Some call it the Garden City. Others call it the heart and soul of Queens. About 4,500 people call it home, but one thing’s for sure—just about everyone who has seen Forest Hills calls it beautiful.
Sandwiched between Rego Park and North Forest Park, Forest Hills is a gem of an area that is rich in history, culture, beauty and options for both the resident and the visitor. Forest Hills has gone through many changes over the years, but steadfastly remains one of the loveliest locales in the five boroughs.
After the Dutch colonized New York in the 1600s, a group of English settlers from the Massachusetts Bay Colony settled in 1652 in what is now known as the Forest Hills area. The area has undergone many a name change through the years—its first name was “Whiteput” or “Whitepot.” The story says that local natives traded the land to the settlers for three white cooking pots. By the time the Revolutionary War came around, Whitepot was developed enough for British General Sir William Howe to place his headquarters on what is now Queens Boulevard in Newtown, an area that was combined with Whitepot in 1893 and sold as “Elmhurst.”

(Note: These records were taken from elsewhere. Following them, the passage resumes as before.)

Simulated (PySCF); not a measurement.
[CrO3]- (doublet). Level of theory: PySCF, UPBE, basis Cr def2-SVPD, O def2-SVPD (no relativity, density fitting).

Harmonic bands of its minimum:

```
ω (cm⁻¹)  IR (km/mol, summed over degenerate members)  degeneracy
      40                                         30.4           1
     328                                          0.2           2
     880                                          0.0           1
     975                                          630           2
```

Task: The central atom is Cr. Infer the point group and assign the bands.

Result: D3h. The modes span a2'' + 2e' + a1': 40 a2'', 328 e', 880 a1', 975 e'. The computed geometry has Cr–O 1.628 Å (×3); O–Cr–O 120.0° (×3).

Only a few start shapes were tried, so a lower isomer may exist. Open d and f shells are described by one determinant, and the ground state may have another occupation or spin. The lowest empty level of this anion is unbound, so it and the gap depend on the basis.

Cord Meyer, a lawyer and developer, purchased about 600 acres of the land shortly thereafter, and was the person responsible for initiating the infrastructure of much of what we know today as Forest Hills. In the years following the purchase of the land, Meyer brought in gas and electricity and built a bank. After this development seemed to be on a roll, the neighborhood was finally named “Forest Hills,” as it was adjacent to Forest Park and was the highest point in Queens. Meyer’s development company kept producing results in their newly-coined town—they formed public utilities and built 340 houses north of Queens Boulevard.
A Model Community
Another person closely linked to the history of modern day Forest Hills was philanthropist Margaret Olivia Slocum Sage. In 1909, Sage headed up the Russell Sage Homes Foundation and bought 150 acres of land in the area. Her idea was to have a “model community” with tree-lined streets, parks and recreation areas with affordable, attractive housing for everyone from rich folks to the working class and the poor.